Book Review: A Fool Indeed

Book Cover Images image of A Fool Indeed

by Dean Conan

    List Price: $25.00
    Rise & Read Free Press (Mar 19, 2025)
    Fiction, Hardcover, 126 pages
    More Info

    Book Reviewed by Clarence V. Reynolds


    To say that Charles Fuller has a lot going on is putting it mildly. The one-time ladies’ man is newly married to a woman whom he has dedicated himself to. At the same time, he has started a business and is stoked about making it a success. And then there is the fact that he is on the hunt for the man who stole a huge amount of money from him. And if that isn’t enough, he suddenly must fend off a ruthless gangster who all-too eagerly wants to become a business partner. Charlie Mo has a full plate.

    Charlie Mo had quite a few women in his past and has settled down and married Meghan. Even though he runs into some of old girlfriends, he is dedicated to get it right with Meghan and make his marriage to work. “How did I get so lucky?” he asks himself. When Meghan plans to open a boutique, Charlie wholeheartedly becomes protective and supportive without skipping a beat. Aside from satisfying his wife, Charlie’s other main priority is to make Charlie Mo’s Pack and Go, his moving company, a thriving business. With money he inherited from his deceased father’s funeral business along with his friend LaMarcus, they are working hard make Charlie Mo’s Pack and Go “the company of choice” in Texas. Adding to his days’ tasks, Charlie is determined to find Tin Can Stan, who was once like a father figure yet scammed more than a million dollars from him.

    Soon enough, trouble raises its ugly head. First, Charlie hears that his former girlfriend Gabby was found dead, and he becomes curious about the particulars surrounding her death. He then begins receiving mysterious and salacious text messages from an Unknown Caller and wants to get to the bottom of it. While dining at an exclusive restaurant for a night on the town with Meghan, Charlie meets Dog Sugar, a notorious gangster who initially and aggressively wants to become his business partner.

    After Charlie declines his offer, Dog Sugar aims to run him out of business and is determined to make Charlie’s life hellishly miserable.

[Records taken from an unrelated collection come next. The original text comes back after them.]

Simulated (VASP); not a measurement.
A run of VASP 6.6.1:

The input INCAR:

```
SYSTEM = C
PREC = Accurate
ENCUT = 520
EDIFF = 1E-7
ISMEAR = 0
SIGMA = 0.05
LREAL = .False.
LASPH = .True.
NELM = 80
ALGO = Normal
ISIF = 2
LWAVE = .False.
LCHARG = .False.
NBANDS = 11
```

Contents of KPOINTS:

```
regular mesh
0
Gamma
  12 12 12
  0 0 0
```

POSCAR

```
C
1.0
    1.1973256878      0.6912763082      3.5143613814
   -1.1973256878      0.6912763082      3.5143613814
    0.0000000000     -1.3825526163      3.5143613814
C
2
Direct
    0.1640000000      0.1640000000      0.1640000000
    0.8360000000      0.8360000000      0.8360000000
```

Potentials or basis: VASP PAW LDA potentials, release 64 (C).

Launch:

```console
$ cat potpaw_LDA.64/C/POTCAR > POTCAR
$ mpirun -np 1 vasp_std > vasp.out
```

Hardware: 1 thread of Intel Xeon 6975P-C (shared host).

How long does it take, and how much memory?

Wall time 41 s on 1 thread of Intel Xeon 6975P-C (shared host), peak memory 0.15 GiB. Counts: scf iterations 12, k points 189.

    Although “under Dog Sugar’s filthy hands and buzzard watch…he has the cops, politicians, judges, doctors, and the church in his back pocket,” many people want the ruthless gangster dead and gone. Charlie Mo and several acquaintances echo this sentiment, and they join alliances to take him down. The tricky part is that Charlie Mo doesn’t really trust everyone involved, including a long-ago girlfriend named Molly Hotsi Totsi, who is part of the scheme. What unfolds between the planning and the execution of the plan to take down Dog Sugar is what kept this reader turning the pages.

    Dean Conan’s A Fool Indeed is the second book in the author’s The Fool’s Gold Chronicles series (Fool Me Thrice: Money Changes Everything is book one), and the plotlines and writing style hearken back to the 1990s and early 2000s when the urban or street lit/fiction genre was popular and booming. Many writers centered certain aspects and depictions of Black culture and life in their storytelling with unabashed authenticity and rawness. Profanity, gratuitous sex, and violence are usually on full display. The same goes here for A Fool Indeed. Though there are no heavy sociopolitical messages or memorable epiphanies here, what the reader comes to understand is that Charlie Mo’s story is one simply about reflection and atonement.

    Conan’s plot is not too over-the-top when it comes to being a good guy defeats bad guy story. True love is at the story’s center. The short novel is loaded with many characters who make brief appearances to give the reader a hint of Charlie Mo’s past life that was mostly filled with partying, money, and women. (I chuckled at the names of some of his former partners: Restless Reva, Ice Cream Carmen, and Deadly Dominique.) Aside from the few grammatical missteps in the writing, the twists and turns in the storyline are entertaining and moments of suspense rise here and there, particularly about the plan against Dog Sugar. However, it is the fast-paced dialogue in A Fool Indeed that keeps the action moving and entices the reader to find out what happens next. It is total escapism from reading many of today’s news headlines.